Last month, we celebrated TH’s birthday and I prepared methu vada, kheer and Jalebi for him. Preparing a chocolate cake was in my To-Do list, but surprisingly, he asked me to prepare some traditional sweets this time. With the blank mind, searched some sweet recipes from my mom’s recipe collections and found this Jalebi. She had given a title as Jilebi(This is how we call in Tamil).With her notes and ingredients, I prepared around 25 jalebis so that I can send to TH’s friends.

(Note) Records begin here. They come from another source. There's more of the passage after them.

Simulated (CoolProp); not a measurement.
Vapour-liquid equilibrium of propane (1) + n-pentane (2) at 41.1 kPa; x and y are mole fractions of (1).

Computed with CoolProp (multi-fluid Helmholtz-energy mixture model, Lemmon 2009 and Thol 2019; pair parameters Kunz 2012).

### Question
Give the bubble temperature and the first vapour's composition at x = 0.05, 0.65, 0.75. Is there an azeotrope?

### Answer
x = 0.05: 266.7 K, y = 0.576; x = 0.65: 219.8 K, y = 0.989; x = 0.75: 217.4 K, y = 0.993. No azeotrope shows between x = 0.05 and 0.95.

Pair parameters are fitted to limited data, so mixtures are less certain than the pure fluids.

Jalebi is an Indian sweet which can be served warm or cold. Many of us will get confuse with Jalebi and Jangiri as they both sometimes look similar. They both look like sugar coated funnel cake. But they differ in taste and jalebi is more crisp than jangiri. Jalebi is prepared using maida(all purpose flour) and it needs fermentation time whereas jangiri is prepared using urid dal and it can be prepared immediately after grinding the batter. Hope these differences are enough to avoid the confusion.
I am here showing you the instant version of Jalebi which reduces the fermentation time of 12 hours by adding yeast to it.
Preparation Time: 20 minutes
Idle Time: 1 hour
Cooking Time: 30-40 minutes
Makes: 25 medium size jalebis
All purpose flour/Plain Flour/ Maida – 1 cup
Besan flour/gram flour – 1 tablespoon
Cornflour – 1 tablespoon
Yogurt – 4 tablespoons
Active dry yeast – 1 teaspoon
Ghee – 1 teaspoon, melted
Sugar – 1 teaspoon
Salt – a pinch
Warm water – 3/4 cup or as required
Yellow food colour – 2 pinch or as required
Oil – for deep frying
For Sugar Syrup:
Sugar – 1 cup
Water – 1 cup
Green cardamom – 2 nos, crushed
Saffron – 3 strands
Lemon Juice – 1 teaspoon
1) In a mixing bowl, add sifted all purpose flour, gram flour and corn flour. Mix well and add yogurt, melted ghee, sugar, salt and food colour. Mix well without forming lumps.
2) Make a small well in the centre of the flour mixture and add active dry yeast and warm water.
3) Mix well till you find NO lumps. There should not be lumps and the batter should be smooth.
4) Cover using cling wrap and keel the mixing bowl in warm place for an hour.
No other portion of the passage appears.